Paper is now published at Nature Machine Intelligence
What you can use this repository for:
- Large-scale AI trainings under DP conditions on 2D and 3D imaging data
- Calculate theoretical risk profiles for settings under various privacy budgets
- Evaluate empirical reconstruction success for trainings with DP
Prerequisites: Installation of conda.
Tested on following systems:
Operating System | CPU | GPU | CUDA |
---|---|---|---|
Ubuntu 20.04 | Intel(R) Xeon(R) W-2245 CPU @ 3.90GHz | NVIDIA Quadro RTX 8000 | 11.2 |
Ubuntu 20.04 | AMD Ryzen 9 5950X 16-Core Processor | NVIDIA GeForce RTX 3090 | 12.2 |
Ubuntu 20.04 | AMD Ryzen Threadripper PRO 3995WX 64-Cores | NVIDIA Quadro RTX 8000 | 12.0 |
We recommend a similar or superior setup. Dependency versions are specified in environment.yml and the environment setup file.

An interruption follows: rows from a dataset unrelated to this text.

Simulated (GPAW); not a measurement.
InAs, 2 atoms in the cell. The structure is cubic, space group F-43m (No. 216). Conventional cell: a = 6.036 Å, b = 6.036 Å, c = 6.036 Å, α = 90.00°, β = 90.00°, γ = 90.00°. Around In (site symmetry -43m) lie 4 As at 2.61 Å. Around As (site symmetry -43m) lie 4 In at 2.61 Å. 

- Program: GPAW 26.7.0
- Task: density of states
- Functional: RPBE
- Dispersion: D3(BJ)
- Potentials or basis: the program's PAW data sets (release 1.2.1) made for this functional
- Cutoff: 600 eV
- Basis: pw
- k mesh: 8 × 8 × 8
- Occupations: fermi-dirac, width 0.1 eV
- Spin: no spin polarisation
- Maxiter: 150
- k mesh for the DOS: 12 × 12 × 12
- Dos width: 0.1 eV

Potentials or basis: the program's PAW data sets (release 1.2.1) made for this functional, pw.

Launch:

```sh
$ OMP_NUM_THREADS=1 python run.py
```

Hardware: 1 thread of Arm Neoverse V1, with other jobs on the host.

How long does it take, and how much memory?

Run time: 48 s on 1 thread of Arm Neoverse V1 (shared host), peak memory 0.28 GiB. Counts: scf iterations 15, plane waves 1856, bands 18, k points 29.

Install environment via bash setup_env.sh
. We note that installing jax based libraries has its intricacies and GPU support may require some finetuning to the specific system setup. One alternative is listed in the Troubleshooting section. Installation typically takes about 5-15 minutes. For a speedup of this process we recommend the use of the libmamba solver.
We provide many configs and examples in the config directory. Training can be started via:
python dptraining/train.py -cn <name_of_config>.yaml
Exemplarily a privacy-preserving training on CIFAR10 can be started via
python dptraining/train.py -cn cifar10_dp.yaml
This will automatically download the CIFAR10 dataset and train for 10 epochs taking about 5-10 minutes leading to an accuracy score of 68% on the test set.
To reproduce our main results in the paper please first download the datasets from the respective sources and put them into the data directory. Afterwards, use the following configs:
Dataset | Non-private config | DP config |
---|---|---|
RadImageNet | radimagenet.yaml | radimagenet_dp.yaml |
HAM10000 | ham10000.yaml | ham10000_dp.yaml |
MSD Liver | msd_liver.yaml | msd_liver_dp.yaml |
All necessary hyperparameters are furthermore given in the methods section. For our experiments we used 10, 11, 100, 101, 110 as random seeds.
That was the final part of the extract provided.